中文 English

What Happened To Execute-in-Place?

The concept as it was originally conceived no longer applies. Here’s why.

popularity

Executing code directly from non-volatile memory, where it is stored, greatly simplifies compute architectures — especially for simple embedded devices like microcontrollers (MCUs). However, the divergence of memory and logic processes has made that nearly impossible today.

The term “execute-in-place,” or ”XIP,” originated with the embedded NOR memory in MCUs that made XIP viable. That term is still used, but its meaning has become vague and confused.

“There’s definitely this concept of execute-in-place,” said Mark Reiten, vice president of license marketing for silicon storage technology at Microchip. “Today it’s really more like executing from a caching scheme that allows you to page stuff in rapidly from an external flash. Otherwise, you can’t really operate at a high enough clock speed.”
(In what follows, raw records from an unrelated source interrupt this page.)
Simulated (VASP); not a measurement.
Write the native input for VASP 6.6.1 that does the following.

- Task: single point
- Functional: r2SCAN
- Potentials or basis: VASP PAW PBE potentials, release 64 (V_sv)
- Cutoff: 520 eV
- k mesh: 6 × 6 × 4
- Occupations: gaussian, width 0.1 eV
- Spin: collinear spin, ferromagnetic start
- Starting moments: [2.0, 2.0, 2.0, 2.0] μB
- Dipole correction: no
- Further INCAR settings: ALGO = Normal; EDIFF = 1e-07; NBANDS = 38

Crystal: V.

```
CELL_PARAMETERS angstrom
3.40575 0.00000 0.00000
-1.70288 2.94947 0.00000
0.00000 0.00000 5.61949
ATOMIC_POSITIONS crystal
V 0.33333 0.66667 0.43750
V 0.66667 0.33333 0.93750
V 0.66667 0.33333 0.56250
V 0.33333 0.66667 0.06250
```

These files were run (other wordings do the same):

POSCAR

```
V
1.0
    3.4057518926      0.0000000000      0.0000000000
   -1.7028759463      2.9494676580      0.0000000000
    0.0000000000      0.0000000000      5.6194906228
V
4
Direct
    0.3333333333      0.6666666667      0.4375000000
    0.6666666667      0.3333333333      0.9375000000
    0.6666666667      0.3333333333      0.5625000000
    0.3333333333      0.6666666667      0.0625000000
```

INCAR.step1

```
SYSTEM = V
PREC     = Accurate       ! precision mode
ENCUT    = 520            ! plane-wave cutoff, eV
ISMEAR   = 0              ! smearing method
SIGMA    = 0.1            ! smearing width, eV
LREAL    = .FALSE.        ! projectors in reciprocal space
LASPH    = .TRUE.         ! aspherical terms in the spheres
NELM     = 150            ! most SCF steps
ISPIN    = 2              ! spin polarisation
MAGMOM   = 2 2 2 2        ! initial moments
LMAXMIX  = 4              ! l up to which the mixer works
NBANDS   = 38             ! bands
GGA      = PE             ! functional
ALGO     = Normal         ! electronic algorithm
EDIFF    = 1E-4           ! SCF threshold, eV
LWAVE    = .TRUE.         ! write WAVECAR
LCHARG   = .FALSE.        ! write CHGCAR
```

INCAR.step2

Memory processes have not been able to keep pace with logic processes. Processor performance scales with each new generation, but memories cannot store code that fast. Various strategies for buffering or caching instructions, which was common in high-speed processors, even is becoming prevalent for all levels of embedded processors. And despite all of the options, there are questions about whether XIP is still a meaningful notion.

NOR on-chip
Whlle servers and desktop computers historically have relied on hard drives (or solid-state drives) for storing code, embedded systems have looked to flash memory – specifically, NOR flash. In earlier times, and even today in lower-performance MCUs, embedding NOR flash meant that, at least for boot code, instructions were delivered directly to the processor, with no need for buffering or caching. “Anything greater than 45nm still uses NOR internally,” said Jim Handy, memory analyst at Objective Analysis.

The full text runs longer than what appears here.